Very sweet bike mike. Is there any holes in the frame for wires to be ran. That notch in frame is for the chain guard front mount. I'm working on my 36 super streamline and finally have all the parts and ready for paint. the fork it is a very tough fork to find so is all the other correct parts.  I have an extra 36 safety. Looks similar to mind so might be a late 36. Here is my project


----------



## Buster1 (Nov 27, 2012)

Where did you find that?  I've been looking for one for some time!


----------



## 55tbird (Nov 27, 2012)

*Picker find*

A local picker found it for me in WI. He almost passed on it thinking it was a girls bike hanging from the rafters. Told me on the phone he thought he found a bluebird. I was still pleasantly surprised with this find when he sent a picture.It still has a 1983 license sticker on it.


----------



## OldRider (Nov 27, 2012)

I wonder what color is lurking under all that blue paint........great find, in my books that beats a Bluebird any day of the week!


----------



## Freqman1 (Nov 27, 2012)

Mike,
   If Scott hasn't already PMd you could you please provide the serial # so he can add it to the database? I'm hoping to finally get my '37 Dayton SS together by spring. First pic is what I started with second is the bare frame prior to priming. V/r Shawn


----------



## redline1968 (Nov 27, 2012)

nice bike and rare too.  bet those fenders might be a tough one to find.  you might have to make them from scratch.


----------



## Larmo63 (Nov 27, 2012)

*Reference......*


----------



## cyclingday (Nov 27, 2012)

npence said:


> Very sweet bike mike. Is there any holes in the frame for wires to be ran. That notch in frame is for the chain guard front mount. I'm working on my 36 super streamline and finally have all the parts and ready for paint. the fork it is a very tough fork to find so is all the other correct parts.  I have an extra 36 safety. Looks similar to mind so might be a late 36. Here is my project




Nate,
The saddle on your bike is exactly like the one that came with the Copake bike, and I've been trying to detirmine if it is correct for a 38 model Streamline.
It looks early to me, like it would've come on a 36 model, but those saddles are slightly different than the ones that you and I have.
Do you know what the story is on our type of Tornado spring saddles?

Oh, By the way!
Super sweet find, 55tbird. Now you're in for it!  These things are totally addicting. Fortunately, you've got a great community of very knowledgable enthusiasts who will be able to help you immensely.


----------



## npence (Nov 27, 2012)

From what I have researched the 36 the bolt goes on the bottom of the spring and was skirted top. 37 had the flat spring steel with the tornado spring attached to it like what John made. And 38 is the ones we have with that bolt into the side of the spring. But I'm no tornado spring seat expert just what I have found to be true.


----------



## 37fleetwood (Nov 27, 2012)

since everyone's posting photos here's one of the latest of one of mine. it's coming along slowly. the other is a tankless '37 Model 2, but it's just a pile of parts so far.


----------



## cyclingday (Nov 27, 2012)

npence said:


> From what I have researched the 36 the bolt goes on the bottom of the spring and was skirted top. 37 had the flat spring steel with the tornado spring attached to it like what John made. And 38 is the ones we have with that bolt into the side of the spring. But I'm no tornado spring seat expert just what I have found to be true.

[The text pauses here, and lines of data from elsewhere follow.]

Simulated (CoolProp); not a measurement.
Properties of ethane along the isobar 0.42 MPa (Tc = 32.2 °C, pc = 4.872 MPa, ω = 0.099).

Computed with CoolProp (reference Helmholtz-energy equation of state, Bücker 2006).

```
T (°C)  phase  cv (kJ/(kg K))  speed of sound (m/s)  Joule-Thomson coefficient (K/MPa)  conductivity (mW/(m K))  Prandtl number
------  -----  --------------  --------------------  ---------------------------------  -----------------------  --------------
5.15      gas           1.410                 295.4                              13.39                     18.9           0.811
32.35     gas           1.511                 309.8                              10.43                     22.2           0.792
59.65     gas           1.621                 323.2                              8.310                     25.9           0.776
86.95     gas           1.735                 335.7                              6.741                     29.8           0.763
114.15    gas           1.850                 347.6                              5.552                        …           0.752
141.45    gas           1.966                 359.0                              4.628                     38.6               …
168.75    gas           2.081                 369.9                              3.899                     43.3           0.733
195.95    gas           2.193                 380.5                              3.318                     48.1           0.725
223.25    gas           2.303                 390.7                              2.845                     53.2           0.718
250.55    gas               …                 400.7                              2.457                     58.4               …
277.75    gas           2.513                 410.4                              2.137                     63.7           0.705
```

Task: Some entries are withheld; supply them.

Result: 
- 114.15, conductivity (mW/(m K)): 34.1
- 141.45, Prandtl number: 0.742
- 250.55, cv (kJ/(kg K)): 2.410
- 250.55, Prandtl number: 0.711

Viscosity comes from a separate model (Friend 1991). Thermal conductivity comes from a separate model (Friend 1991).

Thanks, for the info, Nate.
I have been puzzled, because my bike came with that 38 style Tornado spring seat, which seemed to contradict what the catalog spec sheet for 1938 calls out for. ( Mesinger B1)
I had not seen another 38 style Tornado spring seat until you posted your picture tonight.
Now I'm thinking that it may be the correct seat after all. It's just odd that the only catalog photo of a curved downtube streamline frame, shows the bike with the very common Mesinger B1.


----------



## 37fleetwood (Nov 28, 2012)

Did I forget to mention your bike is a 1936? You'll need the fork with the pinch at the top. if you go with the Safety (technically I think you'll find the seat tube height and diameter make yours a Safety) you need the one without the trussrod stanchions, if you go for the Model 44, you'll need the one with them. before you get to into gathering parts, you need to study the differences in each year and model so you get the right parts. when I got my first one I spent quite a bit on the wrong parts for my project. this has come in very handy for other peoples projects but I had to almost start over.
ask questions, I'll answer as best I can. I've been told I don't know everything, but I'm what you have available.
make a list of the parts you need and collect photos of them so you can watch for them on ebay.
you and Nate may want to coordinate, you'll be looking for many of the same parts, you can help each other.
unfortunately I have been letting go of many of my uncommitted parts for these, I don't have too much left.
to start with you'll need the long chain guard, the fork with the pinch at the crown, the fenders are model specific, the Safety takes both special fenders, the Model 44 takes the special rear and a deep MacCauley front. I think Nate may have the front fender but it's missing the braces. you'll need a '36 style tornado seat.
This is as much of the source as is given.